Perhaps.

By alison November 18, 2007 No Comments 2 Min Read

A snow white sky dappled with gold leaves greeted me when I opened my eyes this morning, all the proof I needed that the drive to Mum’s for Sunday eggs would require a battalion of woolly jumpers, mohair scarves and  cerise leather  gloves. And so we went, dinosaur bobble hat pulled low over Finley’s curls and  the rousing noise that is our car song  (Maximo Park’s  The Coast Is  Always  Changing…I am  young and I am  LOST, every sentence has it’s COOOOOOST!) screeched at the top of croaky voices and deliciously accompanied by a bit of four year old head banging…

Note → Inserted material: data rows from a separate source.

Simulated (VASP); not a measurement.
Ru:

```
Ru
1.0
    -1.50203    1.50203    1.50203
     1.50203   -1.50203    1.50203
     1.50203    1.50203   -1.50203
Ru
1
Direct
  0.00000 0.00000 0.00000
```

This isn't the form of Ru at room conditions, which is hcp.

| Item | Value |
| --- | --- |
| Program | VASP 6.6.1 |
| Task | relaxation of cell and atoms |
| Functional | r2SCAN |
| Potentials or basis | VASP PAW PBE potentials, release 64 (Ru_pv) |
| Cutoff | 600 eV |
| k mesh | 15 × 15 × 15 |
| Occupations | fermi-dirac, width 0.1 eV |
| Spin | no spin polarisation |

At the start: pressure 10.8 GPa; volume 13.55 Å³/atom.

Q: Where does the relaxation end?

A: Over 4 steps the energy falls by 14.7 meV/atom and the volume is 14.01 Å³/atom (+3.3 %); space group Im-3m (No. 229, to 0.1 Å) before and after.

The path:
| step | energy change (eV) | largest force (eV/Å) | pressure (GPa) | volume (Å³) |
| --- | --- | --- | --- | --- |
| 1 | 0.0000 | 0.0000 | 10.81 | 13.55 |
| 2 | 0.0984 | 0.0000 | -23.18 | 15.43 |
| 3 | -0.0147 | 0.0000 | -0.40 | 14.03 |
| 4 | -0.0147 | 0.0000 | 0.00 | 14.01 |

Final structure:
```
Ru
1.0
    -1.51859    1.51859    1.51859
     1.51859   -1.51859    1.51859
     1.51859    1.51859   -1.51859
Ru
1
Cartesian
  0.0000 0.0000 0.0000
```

Morning parental pampering enjoyed  we returned home with an armful of  newspaper wrapped dark  green cabbage- as beautiful as  any other Winter bouquet-and tucked our frozen toes into slipper socks warmed on the radiator in our absence:- warm feet all the better to  suffer cold lino  while we whipped up the easiest , cosiest chocolate fudge in the world  (add one small bag of chocolate chips to a tin of condensed milk, simmer gently till the chocolate is thoroughly melted and pour into a tin to cool) and filled the kitchen with the scent of steamy hot lavender as we laundered my snuggly nights dressing gown, (a bundle of white fuzz I cannot endure until frost decorates my windows towards the end of November) and gave each other washing powder tiaras…   
And now it is six o’clock. Finley is inventing jokes past himself (What do you call a flower walking? A walking flower Mummy! Think Gangan will get it ??). There are steak and onions bubbling in a casserole and a hot water bottle balanced precariously on my period racked stomach. Tis a  scene of domestic bliss,  my little  gingham jarmied son crayoning a parrot at my feet,  Dorothy Whipples “They Knew Mr Knight” lying open  on the arm of my red chair, a blanket trimmed with sequins flung over the sofa and Terry Wogan  reading a bedtime story to the nations children on the tv lighting up our room.
But soon he will be in bed. Soon it will be just me and my tray again. Talking to these four walls and aching for grown up company.  No doubt I will take a bath in milky oatmeal (I use oatmeal mixed with powdered milk and lately, a handful of salt),  and climb into my sheepskin lined bed, an early night resplendent with chamomile tea, leftover fudge and last Sundays supplements. Perhaps like last night I will fall asleep with the light on, find myself roused by a heart beating too fast and pick up my book all over again. Because morning always comes  too soon and we have to make the most of ordinary joy.
Perhaps, perhaps, perhaps. Lonely is a terrible word isn’t it?